Historical merit badges help Boy Scouts celebrate Scouting’s past

HistoricalMBs

UPDATE (04/01/10): The Historic Merit Badge Program has been
released. Click
here for details
.

UPDATE (01/13/10): Bill Evans, Youth Development team leader with the BSA, tells Cracker Barrel that these merit badges will count as electives for rank advancement. As if you needed another reason to get your guys to earn these.

A merit badge called Computers would sound just a crazy to a 1910 Boy Scout as a merit badge called Tracking sounds to Scouts today. That’s because the BSA’s list of available merit badges has evolved through the years as the interests of boys have changed.

In honor of the BSA’s 100th Anniversary, though, today’s generation of Scouts will get the unique opportunity to experience some of the activities their predecessors enjoyed. That’s possible thanks to the BSA’s new Historical Merit Badge Program, a set of four discontinued merit badges that today’s Scouts can earn.

Boys can earn any or all of these merit badges:

Signaling

  • First offered in 1910 and discontinued in 1992.
  • Sample requirements: build a simple buzzer or blinker capable of sending Morse code messages, and send a message of at least 35 words; send and receive messages using semaphore flags at a rate of at least 30 letters per minute.

Tracking

  • First offered in 1911 (as Stalker merit badge) and discontinued in 1952.
  • Sample requirements: recognize the tracks of 10 different animals; give evidence to show you have tracked at least two different kinds of birds or animals, documenting their speed and direction.

Pathfinding

  • First offered in 1911 and discontinued in 1952.
  • Sample requirements: be able to guide people to important places
    within a three-mile radius of your home; submit a scale map of your
    community.

Carpentry

  • First offered in 1911 and discontinued in 1952.
  • Sample requirements: demonstrate the use of tools, such as a miter
    and bevel; build a simple piece of furniture for use at home.

Sounds like a blast, right? But there’s one catch: Boys must start and finish all requirements within the year 2010. So if your guys built furniture for their patrol kitchen at last year’s summer camp, they can’t use that product for the Carpentry merit badge. And don’t delay—after Dec. 31, 2010, these merit badges will go back on the “retired” list.
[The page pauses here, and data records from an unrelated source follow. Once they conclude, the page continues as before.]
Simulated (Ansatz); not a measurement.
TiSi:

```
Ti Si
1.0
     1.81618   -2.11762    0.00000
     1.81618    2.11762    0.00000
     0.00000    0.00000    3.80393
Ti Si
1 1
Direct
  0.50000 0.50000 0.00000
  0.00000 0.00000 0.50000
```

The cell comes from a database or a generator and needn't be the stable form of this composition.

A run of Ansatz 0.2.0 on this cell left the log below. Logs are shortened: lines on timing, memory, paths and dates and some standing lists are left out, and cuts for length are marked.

If this is a program you want to bring to your troop, the BSA suggests you track down merit badge counselors soon. For Carpentry, contact a local cabinet-making business. A nearby Homeland Security office could help you with Pathfinding. Signaling would benefit from the help of a local amateur ham radio group. And for Tracking, try your state’s department of natural resources. Those are merely suggestions. Be creative!

For more information, look for a special Web site and a printed guide soon. That’s where you’ll find the complete requirements for each patch. The BSA also plans to deliver a guide that will help councils and districts host a historical camporee or similar event to offer these merit badges.

The Historical Merit Badge Program gives you the perfect chance to organize exciting activities for your Scouts, while connecting them with the BSA’s rich past. It’s another example of the BSA’s devotion to Celebrating the Adventure, Continuing the Journey.